Servicing Mission 4
(SM4)

The Hubble Space Telescope was reborn with Servicing Mission 4 (SM4), the fifth and final servicing of the orbiting observatory. During SM4, astronauts installed two new scientific instruments – the Cosmic Origins Spectrograph (COS) and Wide Field Camera 3 (WFC3). Two failed instruments, the Space Telescope Imaging Spectrograph (STIS) and the Advanced Camera for Surveys (ACS), were brought back to life by the first ever on-orbit repairs. These efforts brought Hubble to the apex of its scientific capabilities.

To prolong Hubble's life, astronauts installed new batteries, new gyroscopes, a new science computer, a refurbished fine guidance sensor, and new insulation on three electronics bays. Additionally, astronauts attached a device to the base of the telescope that will facilitate de-orbiting when the telescope is eventually decommissioned.

Quick Facts

COS is an ultraviolet spectrograph with one overriding objective: to collect as many ultraviolet photons of light as possible over a wide field of view. Scientifically, its primary goals include studying of the origins of large-scale structure in the universe, the formation, and evolution of galaxies, and the origin of stellar and planetary systems and the cold interstellar medium. It can effectively study of the huge, dark reservoir of gas that exists between the galaxies both near and far. This dark reservoir represents the largest-scale structure in the universe, the so-called "cosmic web." 

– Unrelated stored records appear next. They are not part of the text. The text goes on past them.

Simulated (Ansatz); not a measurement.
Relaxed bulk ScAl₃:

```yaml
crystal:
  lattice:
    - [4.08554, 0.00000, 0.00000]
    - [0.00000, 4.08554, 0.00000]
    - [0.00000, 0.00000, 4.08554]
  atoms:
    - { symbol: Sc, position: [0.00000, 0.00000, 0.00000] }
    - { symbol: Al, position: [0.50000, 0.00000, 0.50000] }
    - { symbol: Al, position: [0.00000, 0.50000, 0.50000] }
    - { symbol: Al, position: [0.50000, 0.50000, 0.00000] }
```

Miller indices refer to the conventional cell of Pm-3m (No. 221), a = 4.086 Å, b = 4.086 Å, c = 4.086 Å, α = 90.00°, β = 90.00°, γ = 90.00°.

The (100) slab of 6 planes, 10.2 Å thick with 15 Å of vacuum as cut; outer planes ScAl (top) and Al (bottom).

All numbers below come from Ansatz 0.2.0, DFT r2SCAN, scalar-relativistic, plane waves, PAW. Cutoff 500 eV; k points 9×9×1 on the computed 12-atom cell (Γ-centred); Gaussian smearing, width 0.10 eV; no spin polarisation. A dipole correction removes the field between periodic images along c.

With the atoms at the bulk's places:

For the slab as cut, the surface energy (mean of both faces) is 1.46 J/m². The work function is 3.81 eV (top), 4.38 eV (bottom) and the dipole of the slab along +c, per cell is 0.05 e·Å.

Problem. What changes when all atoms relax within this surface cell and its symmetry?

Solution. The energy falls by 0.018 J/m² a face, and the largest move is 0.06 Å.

COS and the Space Telescope Imaging Spectrograph (STIS) were designed to complement each other. COS seeing ultraviolet light and STIS seeing in ultraviolet through optical to near-infrared light.

SM4 astronauts mounted COS in the space occupied by the Corrective Optics Space Telescope Axial Replacement (COSTAR), which became redundant when SM3B astronauts replaced the Faint Object Camera in 2002.

Four large flexible solar array (SA) panels provide power to the observatory.

With a "panchromatic" sensitivity extending from the ultraviolet through the visible and into infrared wavelengths of light, Hubble’s WFC3 is an extremely powerful imaging instrument that extended Hubble's capabilities to see deeper into the universe. WFC3 was a bridge to the infrared observations made by the James Webb Space Telescope.

WFC3 replaced the Wide-Field Camera 2 (WFPC2), which SM1 astronauts installed in 1993. WFPC2 performed extraordinarily for nearly sixteen years. WFC3 has a 7-16 times advantage over WFPC2 in discovery efficiency –the product of its wider field-of-view and greater sensitivity.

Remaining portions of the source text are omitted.